As you’ve probably noticed, big bookstores such as Barnes & Noble are located in cities all around the United States. They differ from bookstores in the past in that they usually contain cafes, where readers can get something to eat and/or drink while they’re browsing. They also have comfortable easy chairs, where readers can sit comfortably while becoming engrossed in reading a book.
Another characteristic of these stores is that they sponsor book discussion groups. Groups usually focus on a particular type of book–mysteries, philosophical, history, scientific, etc. Anyone new to an area should consider joining such a book group as a means of getting to know people in that locale. And if the newcomer (or anyone else in the area) is an avid reader, she or he should offer to lead a book discussion group at the store.
Usually, there’s a staff person with a title such as Community Relations Manager who should be contacted, in order to arrange for such a discussion group. Bookstores are willing to sponsor discussion groups for a number a reasons–(1) they draw people (i.e. prospective customers) into the store, (2) they help the store with its community outreach aims, and (3) they can lead to more sales of books.

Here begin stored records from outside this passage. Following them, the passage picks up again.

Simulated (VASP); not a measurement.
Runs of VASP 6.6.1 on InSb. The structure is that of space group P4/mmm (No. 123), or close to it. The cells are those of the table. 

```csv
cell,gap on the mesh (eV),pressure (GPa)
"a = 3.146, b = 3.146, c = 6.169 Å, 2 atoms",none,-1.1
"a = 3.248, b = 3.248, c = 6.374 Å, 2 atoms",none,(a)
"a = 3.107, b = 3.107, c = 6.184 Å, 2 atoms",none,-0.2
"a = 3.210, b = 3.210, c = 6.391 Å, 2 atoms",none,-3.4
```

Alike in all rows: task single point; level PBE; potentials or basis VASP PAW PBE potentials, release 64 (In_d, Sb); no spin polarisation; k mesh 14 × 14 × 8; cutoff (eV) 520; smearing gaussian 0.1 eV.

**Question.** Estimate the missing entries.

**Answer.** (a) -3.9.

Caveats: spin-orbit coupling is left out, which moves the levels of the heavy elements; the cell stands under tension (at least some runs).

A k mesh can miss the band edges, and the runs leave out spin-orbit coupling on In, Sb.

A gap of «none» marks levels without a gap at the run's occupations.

Discussion groups typically meet once a month, for approximately an hour. During the actual meeting, participants discuss various aspects of a specific book. Naturally, discussions are more lively and engaging when everyone present has actually read the book. But, even in instances where not everyone has, a skillful group leader can foster a satisfactory level of discussion about a book.
To let people know about the book discussion groups, stores usually include mention of them in their monthly newsletters. Often, a calendar of events column appears in each edition of a newsletter, indicating when each group will be meeting during that month. In addition to providing the date and time of a group’s meeting, the newsletter will specify the title of a group’s book selection for that month.
Other means that stores use to publicize book discussion groups include having them listed on booksmarks which are freely distributed to customers and by describing them on posters which they place in the store’s windows at street level.
The activities of discussion groups serve not only to benefit the store but also to bring together readers who are interested in a particular subject. In recent months, one group devoted to biographies read Forden’s The House of Gucci , Fraser’s The Wives of Henry VIII , Stahl’s Reporting Live , Graham’s Personal History , and Rockefeller’s Memoirs .
In today’s world, when fewer people are reading books, it encouraging to see the bookstores sponsor book discussion groups.